Pesto Grilled Dark Chicken Cutlets with Rainbow Salad with Dijon Mustard Dressing
  • 1 pound baby dark chicken cutlets, cleaned and pounded
  • 1 recipe pesto paste
  • 1 head Romaine lettuce, washed and checked
  • 1 cup shredded carrot
  • 1 cup shredded raw beet
  • Dressing:
  • ½ cup olive oil
  • ¼ cup apple cider vinegar
  • ¼ cup lime juice
  • 2 tablespoons Dijon mustard
  • 1 tablespoon chili lime spice
  1. In a large 2 gallon size Ziploc bag, combine dark chicken cutlets with pesto paste. Zip bag closed and make sure the cutlets are well coated and seasoned. Allow to marinate in the fridge for 30 minutes.

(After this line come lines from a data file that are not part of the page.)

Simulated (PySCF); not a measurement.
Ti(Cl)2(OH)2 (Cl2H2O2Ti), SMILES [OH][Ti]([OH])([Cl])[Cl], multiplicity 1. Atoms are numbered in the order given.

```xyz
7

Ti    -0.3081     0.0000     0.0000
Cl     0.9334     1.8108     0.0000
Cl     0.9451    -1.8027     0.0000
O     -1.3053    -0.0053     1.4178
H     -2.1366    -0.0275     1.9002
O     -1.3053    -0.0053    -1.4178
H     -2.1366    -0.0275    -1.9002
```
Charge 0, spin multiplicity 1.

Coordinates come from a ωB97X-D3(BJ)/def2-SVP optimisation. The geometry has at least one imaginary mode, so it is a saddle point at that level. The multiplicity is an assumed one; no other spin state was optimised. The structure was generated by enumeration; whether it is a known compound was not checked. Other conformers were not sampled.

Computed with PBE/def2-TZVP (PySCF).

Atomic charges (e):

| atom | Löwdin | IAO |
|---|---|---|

  2. On a smoking hot well-greased grill, place each piece of chicken. Then close the grill for 2 minutes to allow the chicken to cook. After 2 minutes, flip. Remove the chicken after an additional 2 minutes and set aside to cool.
  3. Shred the carrot in a food processor using the fine shredder blade. Set aside in a small bowl. Do the same with the beet. Cut up the lettuce and set aside as well.
  4. In a dressing container, combine olive oil, apple cider vinegar, lime juice, Dijon mustard, and chili lime spice. Shake until well combined.
  5. Slice chicken into strips or pieces.
  6. In a large salad bowl, combine lettuce, carrots, beets, and strips of chicken. Drizzle with dressing and serve. you will be left with enough dressing for another use.